Margin debt is the amount of money an investor borrows from their broker via a margin account to buy shares (or even short sell them).

This looks smart when markets are rising (as the investor or trader can get more exposure) but looks less clever when markets are falling. Indeed, falling asset prices can force so-called margin calls where the investor or trader must start repaying the loan – and sometimes they must sell other positions to fund that repayment, creating a negative feedback loop in markets.

This first dip in margin debt must be watched, especially in light of Securities and Exchange Commission queries about regulatory filings from the investment platform Robinhood and questions about its business model and whether payment for order flow is appropriate.

It remains to be seen whether this dampens some of the liquidity flow which has done so much to elevate certain sections of the US stock market but it may be no coincidence that what looked like some of the frothier areas have started to flag.

HOT AND COLD

Whether trading losses are sparking a slight decrease in risk appetite or whether a more cautionary approach (perhaps considering Federal Reserve reverse repo operations and talk of tapering) is lessening demand for initial public offerings, cash shells known as SPACs and growth and tech stocks is hard to divine.

But what is clear is that some of the hottest areas of the US market are showing some sign of cooling.

New market entrants have started to lose their appeal, judging by the performance of the Renaissance IPO ETF and Renaissance International IPO ETF. The former is currently tracking the performance of 72 American new floats, the latter 62 global ones.

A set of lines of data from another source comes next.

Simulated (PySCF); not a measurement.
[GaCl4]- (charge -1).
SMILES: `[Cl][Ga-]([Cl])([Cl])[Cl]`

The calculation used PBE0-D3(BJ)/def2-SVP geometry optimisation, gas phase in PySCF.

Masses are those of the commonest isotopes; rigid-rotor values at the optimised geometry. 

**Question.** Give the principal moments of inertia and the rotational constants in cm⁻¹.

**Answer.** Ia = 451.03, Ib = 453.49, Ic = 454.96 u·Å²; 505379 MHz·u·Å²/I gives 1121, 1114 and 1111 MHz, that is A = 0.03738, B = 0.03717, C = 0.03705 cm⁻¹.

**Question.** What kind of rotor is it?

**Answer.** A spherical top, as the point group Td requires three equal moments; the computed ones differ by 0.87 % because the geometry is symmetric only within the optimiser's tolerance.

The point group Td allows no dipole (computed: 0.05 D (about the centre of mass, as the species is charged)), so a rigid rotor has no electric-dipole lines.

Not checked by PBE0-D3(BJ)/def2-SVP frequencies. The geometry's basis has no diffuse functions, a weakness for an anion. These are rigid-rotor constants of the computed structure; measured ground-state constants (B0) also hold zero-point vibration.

The International vehicle may be suffering owing to its 44% weighting toward China and the US-oriented version is at least trying to claw back lost ground.

Enthusiasm for cash shells set up to acquire what they fancy is also waning. The Next Gen Defiance SPAC Derived ETF, which tracks a basket of nearly 300 SPACs is down by more than a third from its high.

This is perhaps less of a surprise when you consider the data from SPACinsider.com which shows how 308 SPACs are looking for a target even though 263 have already floated. In the end, supply may be outstripping demand.

Even Cathie Wood’s ARK Innovation ETF, the darling of growth and momentum-seekers, has found the going to be a bit tougher of late. The $22 billion behemoth, whose biggest holdings are Tesla, Teladoc and Roku, trades a fifth below its high (although supporters will counter that it is up by a quarter from its spring lows).

None of this is conclusive and the attempted rallies in the ARK Innovation ETF and the Renaissance IPO ETF could yet signal the next upward surge in US equities. Investors would do well to keep an eye on them and trends on the monthly margin debt figure from FINRA as useful indicators of market sentiment.

Yet for the US market to really roll-over its leaders must falter. And in fairness there is little sign yet of investors falling out of love with Facebook, Apple, Amazon, Netflix, Google’s parent Alphabet and Microsoft.

Their aggregate $9.8 trillion market cap is the equivalent of more than three times that of the FTSE 100 and they represent a quarter of the S&P 500’s value between them. If the S&P is to stumble, these names will have to do so.

Spotting what could cause that is the hard bit, such is their dominance, and in the absence of regulation it may take a jump in interest rates or a wider, unexpected shock to prompt investors to sell such core holdings, just as happened with the oil price shock and inflation in 1973-74.

This did for the previously unassailable ‘Nifty Fifty’, an informal designation for 50 popular large-cap stocks in the 1960s and 1970s.